The castle king

Southwest's Peter Hill has an unusual second job: owning and renovating European castles

At a time when real estate is still a hot commodity in the American marketplace, developers are snatching up apartment buildings, condos and anything else they can acquire to renovate and turn a profit.

But few can claim what Peter Hill can -that they're in the "castle business." Seemingly entertained by the unusual nature of his business venture, the Linden Hills resident adds with a grin, "It's an odd thing to say."

It's odd, because Hill owns Peter Hill Design, 5007 France Ave. S., a Fulton ad agency. He went into the venture as a "hobby," an entrepreneurial roll of the dice.

In a land far, far away - Soudon, France - Hill and four American partners renovated an 11th-century medieval castle, turning it into a luxurious, hotel retreat.

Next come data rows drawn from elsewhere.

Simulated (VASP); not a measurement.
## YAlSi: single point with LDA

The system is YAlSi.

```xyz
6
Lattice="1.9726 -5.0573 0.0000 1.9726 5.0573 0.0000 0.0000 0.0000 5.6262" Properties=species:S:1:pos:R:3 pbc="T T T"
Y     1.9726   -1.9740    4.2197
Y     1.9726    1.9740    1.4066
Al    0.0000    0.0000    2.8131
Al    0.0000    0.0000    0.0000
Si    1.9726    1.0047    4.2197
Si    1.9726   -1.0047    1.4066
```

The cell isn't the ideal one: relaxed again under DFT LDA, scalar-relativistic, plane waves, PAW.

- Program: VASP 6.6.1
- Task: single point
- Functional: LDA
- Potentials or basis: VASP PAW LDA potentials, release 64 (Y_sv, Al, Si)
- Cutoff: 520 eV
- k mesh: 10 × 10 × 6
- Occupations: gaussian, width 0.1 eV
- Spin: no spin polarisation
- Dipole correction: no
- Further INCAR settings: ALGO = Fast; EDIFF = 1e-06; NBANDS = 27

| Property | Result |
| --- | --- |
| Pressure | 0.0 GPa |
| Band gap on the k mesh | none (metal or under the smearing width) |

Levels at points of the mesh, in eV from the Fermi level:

Jeffrey Hill, Peter Hill's brother, said he was surprised when he heard about the venture two years ago. "We kind of thought he was crazy. It just seemed like a wild idea," he said.

Getting into the castle business

Peter Hill became involved in the castle business in 2000. While at a wedding in Colorado, Hill met an entrepreneur who was forming a group of investors to buy and renovate European castles, turning them into luxury hotels, bed and breakfasts, and/or corporate retreats.

Hill said the group, known as Drawbridge Castles, needed a marketing specialist. He knew he could fill the niche, so he joined the team.

Hill's title is partner, vice president of global sales and marketing. He won't say how much he had to invest to get into Drawbridge.

Jeffrey Hill said his brother "takes big risks, but they're mitigated," and in Drawbridge's case, the partners had done their homework and knew what they were doing.

Jeffrey Hill followed his brother's lead and persuasive pitch to become a 1 percent investor in the company.

Of the 40,000 castles in France - the most in the world, Peter Hill notes - the group settled on Soudon, for which they paid over $1 million.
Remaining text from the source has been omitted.